Sometimes, it feels like there exist mysteriously magical places on Earth that share a special kind of geo-karma. Locations on this glorious planet whose extremes of pristine whisper a certain ethos of sacred responsibility, a soul-level compulsion to protect and preserve. It’s something I have observed having married Arron (Wild Alaskan Company’s founder + CEO), who hails from a multi-generational commercial salmon fishing family in Alaska. For Arron’s family, Alaska isn’t just their home — it’s their duty.

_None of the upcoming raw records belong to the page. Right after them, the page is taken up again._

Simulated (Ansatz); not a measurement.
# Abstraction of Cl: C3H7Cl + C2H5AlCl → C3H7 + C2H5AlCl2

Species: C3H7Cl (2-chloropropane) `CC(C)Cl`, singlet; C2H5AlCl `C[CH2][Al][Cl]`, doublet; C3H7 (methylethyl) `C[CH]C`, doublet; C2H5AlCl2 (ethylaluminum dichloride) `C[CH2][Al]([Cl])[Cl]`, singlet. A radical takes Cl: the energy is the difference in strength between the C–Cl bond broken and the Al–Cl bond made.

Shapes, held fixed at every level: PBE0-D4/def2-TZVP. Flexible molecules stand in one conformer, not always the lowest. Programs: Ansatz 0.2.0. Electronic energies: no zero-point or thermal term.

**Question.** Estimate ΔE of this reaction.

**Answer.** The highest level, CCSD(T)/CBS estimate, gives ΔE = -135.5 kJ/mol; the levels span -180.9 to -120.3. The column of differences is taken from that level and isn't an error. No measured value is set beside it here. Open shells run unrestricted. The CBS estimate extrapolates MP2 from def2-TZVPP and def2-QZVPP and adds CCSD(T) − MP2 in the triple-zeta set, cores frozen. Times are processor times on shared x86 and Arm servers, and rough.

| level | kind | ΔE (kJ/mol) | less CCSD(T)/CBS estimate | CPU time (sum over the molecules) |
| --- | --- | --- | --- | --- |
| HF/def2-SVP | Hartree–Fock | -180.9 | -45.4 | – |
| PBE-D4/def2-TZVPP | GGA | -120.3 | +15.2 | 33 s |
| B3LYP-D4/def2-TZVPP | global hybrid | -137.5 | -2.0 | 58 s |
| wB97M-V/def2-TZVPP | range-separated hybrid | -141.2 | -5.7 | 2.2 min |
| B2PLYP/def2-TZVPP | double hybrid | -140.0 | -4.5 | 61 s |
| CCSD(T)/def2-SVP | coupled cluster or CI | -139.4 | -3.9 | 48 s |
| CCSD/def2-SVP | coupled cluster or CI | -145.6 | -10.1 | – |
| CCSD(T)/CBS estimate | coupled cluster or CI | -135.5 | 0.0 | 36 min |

So, when I had the pleasure of seeing Patagonia’s latest film — Laxaþjóð | A Salmon Nation, which you can watch here — about the imminent dangers of open-net salmon farming in Iceland, I immediately understood the monumental conundrum the country faces. On the one hand, there are — like in Alaska — individuals whose reverence for their homeland is not negotiable. On the other hand, Icelanders are faced with outside influences that threaten their homeland’s natural balance. The crux of this contention serves as a cautionary tale for what can happen if measures to protect our natural environment are not taken seriously and immediately. With the prevalence of open-net salmon farms in Iceland for the singular purpose of breeding salmon to grow as fat as possible in the shortest amount of time and for the highest profit — and little to no regard for the cascade of negative effects that come with this plight — the result is what one of the subjects of the film aptly, and powerfully, refers to as “man-made pollution.”
The film — which I found to be as gorgeous as it was insightful — weaves together deeply emotional perspectives from scientists, fishers, environmentalists, ecologists, protesters and passionate Icelanders about the import of wild salmon stocks in Iceland, the priceless value of their home rivers, and the irreversible damage imposed onto both as open-net fish farming expands in Iceland.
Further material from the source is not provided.